Is well-supported open source software always the best choice?
Not in my case. I'm working on Altivec optimizations right now in my Mac products, and I started out with a foray into Apple's sample code using the freely available Project Builder application which is based on gcc. Maybe I'm using a crappy out-moded 400Mhz G4 Titanium, but that aforementioned development environment is dawg-slow. After spending about 20 excrutiating minutes with it, I switched back to CodeWarrior and was suprised at how much faster it is. Probably two orders of magnitude at least.

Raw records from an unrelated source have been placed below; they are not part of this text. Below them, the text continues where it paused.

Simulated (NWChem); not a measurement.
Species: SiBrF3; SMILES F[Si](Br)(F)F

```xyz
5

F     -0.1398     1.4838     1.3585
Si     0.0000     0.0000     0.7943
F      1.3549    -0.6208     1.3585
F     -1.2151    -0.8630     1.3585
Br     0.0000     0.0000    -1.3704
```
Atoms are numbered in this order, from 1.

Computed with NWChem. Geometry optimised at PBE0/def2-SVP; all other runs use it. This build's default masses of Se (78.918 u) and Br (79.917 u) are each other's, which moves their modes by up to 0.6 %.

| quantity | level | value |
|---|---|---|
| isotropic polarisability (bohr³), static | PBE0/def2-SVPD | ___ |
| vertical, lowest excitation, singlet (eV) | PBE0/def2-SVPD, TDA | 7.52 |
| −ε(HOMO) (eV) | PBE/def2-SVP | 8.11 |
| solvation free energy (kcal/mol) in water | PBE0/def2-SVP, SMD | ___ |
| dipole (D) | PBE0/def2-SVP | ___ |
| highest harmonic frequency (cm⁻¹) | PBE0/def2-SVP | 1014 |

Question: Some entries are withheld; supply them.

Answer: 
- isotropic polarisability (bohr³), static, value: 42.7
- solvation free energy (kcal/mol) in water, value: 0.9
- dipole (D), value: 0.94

Speaking of SIMD optimizations, time is ripe for some sort of proper language tool for expressing SIMD code. C language extensions are fine for now; I am looking forward to seeing how the compiler generates SIMD code. I hand-coded all the MMX routines in the Windows products using assembler. I can't see that it is that much faster to write code with the c-extensions, since most of the time is spent trying to figure out the dataflow and which instructions to use. As well, doing simple things like shifting the entire Velocity register is very arcane in Altivec, seems like Intel did a better job in that arena, even as early as SSE. However, one great thing about Altivec is that there are 32 registers. After squeezing code into the 8 MMX registers, it seems like a 'huge tract of land' to be working with. In my current routine, it looks like the compiler is squeezing it into 7 registers so far. Generally speaking, in order to avoid contention for registers and dependencies (like having to wait for the result of an operation to avoid a pipeline stall) I try to code one or two algorithms in parallel. Usually this means processing two pixels or four pixels at once.